Ex-FCC Chairs Voice Concerns Over FAA Stance On 5G

December 14, 2021 by Dan McCue
Ex-FCC Chairs Voice Concerns Over FAA Stance On 5G
Former FCC Chair Mignon Clyburn.

WASHINGTON — Six former chairs of the Federal Communications Commission accused aviation regulators of needlessly trying to derail new 5G mobile services slated to start next month.

As previously reported by The Well News, a roiling dispute has been going on for more than a year between aviation entities and the wireless communication industry over the planned expansion of 5G to the so-called C-band, a portion of the electromagnetic spectrum allotted to satellite transmissions in the 4GHz to 8GHz frequency range. 

In 2020, the FCC adopted new rules to auction and quickly make available 280 megahertz of mid-band spectrum for flexible use, including 5G.

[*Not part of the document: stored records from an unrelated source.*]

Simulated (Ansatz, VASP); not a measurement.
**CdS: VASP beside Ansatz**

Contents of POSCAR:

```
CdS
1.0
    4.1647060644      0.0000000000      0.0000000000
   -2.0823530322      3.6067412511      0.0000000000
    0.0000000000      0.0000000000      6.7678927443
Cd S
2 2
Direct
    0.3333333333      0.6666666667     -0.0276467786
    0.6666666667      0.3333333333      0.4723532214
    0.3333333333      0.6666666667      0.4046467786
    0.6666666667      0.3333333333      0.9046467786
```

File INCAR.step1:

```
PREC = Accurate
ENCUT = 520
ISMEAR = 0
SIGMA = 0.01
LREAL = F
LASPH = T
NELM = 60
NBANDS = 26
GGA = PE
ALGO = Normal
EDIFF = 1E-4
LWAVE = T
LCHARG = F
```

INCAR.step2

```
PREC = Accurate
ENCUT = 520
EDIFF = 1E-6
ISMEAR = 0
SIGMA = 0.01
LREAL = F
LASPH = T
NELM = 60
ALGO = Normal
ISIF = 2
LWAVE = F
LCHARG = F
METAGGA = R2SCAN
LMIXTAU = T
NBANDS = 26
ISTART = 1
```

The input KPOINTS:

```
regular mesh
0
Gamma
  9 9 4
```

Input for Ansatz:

The agency said at the time that “making this critical spectrum available represents another important step to closing the digital divide, especially in rural areas, and secures U.S. leadership in 5G.”

In February of this year, the commission announced the winners of the auction of some 5,684 spectrum licenses.

All told, Verizon, AT&T, T-Mobile and 18 other bidders bid more that $81 billion on the chance to rev-up their 5G networks.

Last month, a coalition led by the Aerospace Industries Association asked the White House to put off the implementation of the FCC plan – now slated to go into effect on Jan. 5 – over concerns the new services may encroach on frequencies used by aircraft altimeters, creating a safety hazard.

In response the CTIA, the leading trade association for the wireless communications industry, sent its own letter to the White House addressing those concerns.

“After 17 years of global study, the U.S. government found that 5G can coexist safely with flights in the U.S.” said Meredith Attwell Baker, the organization’s president and CEO. “Today, there are already nearly 40 countries safely operating 5G with no harmful interference to air traffic. There is no scientific or engineering basis for further delay, and we cannot afford to fall behind as countries continue to launch and expand 5G operations in the C-band.” 

“Aviation safety is critically important. It is also not at risk due to C-Band 5G operations because there is no credible engineering evidence or real-world interference incidents to warrant delay in 5G deployment,” the CTIA letter said.

Last week, the Federal Aviation Administration appeared to try to straddle both positions.

On the one hand, it said it believes “the expansion of 5G and aviation will safely co-exist” and noted that it has been “working closely with the Federal Communications Commission and wireless companies, and has made progress toward safely implementing the 5G expansion.”

At the same time, it issued two airworthiness directives to “provide a framework and to gather more information to avoid potential effects on aviation safety equipment.” 

One directive is a warning to pilots of transport and commuter aircraft; the other, to helicopter pilots. In both cases, the words of caution are the same:

“This [airworthiness directive] was prompted by a determination that radio altimeters cannot be relied upon to perform their intended function if they experience interference from wireless broadband operations in the 3.7-3.98 GHz frequency band (5G C-Band),” the FAA said. “These prohibitions could prevent flights and could also result in flight diversions. “

Now, in a letter to FCC Chair Jessica Rosenworcel and Evelyn Remaley, acting administrator of the National Telecommunications and Information Administration, the six former FCC chairs say that they are “concerned about the Federal Aviation Administration’s recent efforts to revisit the FCC’s 2020 decision.” 

The signers – Ajit Pai, Tom Wheeler, Mignon Clyburn, Julius Genachowski, Michael Copps and Michael Powell, a group that includes both Republicans and Democrats – note that the FCC has long worked collaboratively on spectrum management with NTIA. 

“The process is designed to surface and resolve precisely the types of interference issues being raised here and to do so well in advance of licensing and service launch,” they wrote.

“It also provides an opportunity for federal government stakeholders to raise — and defend with reliable data — their concerns about interference from transitioning spectrum to new uses.”

Among other things, the signers said, the decision-making approach of the agency provides wireless companies and other license holders with the confidence necessary to invest in the networks that will “ensure the U.S. remains the technology leader of the world.”

“In this case the FAA position threatens to derail the reasoned conclusions reached by the FCC after years of technical analysis and study,” they added.

The FAA said in a statement emailed to The Well News that its safety concerns are spelled out in its airworthiness directives and Special Airworthiness Information Bulletin.

“We continue to work with federal agencies and the wireless companies so 5G C-band and aviation can safely coexist,” an agency spokesperson said.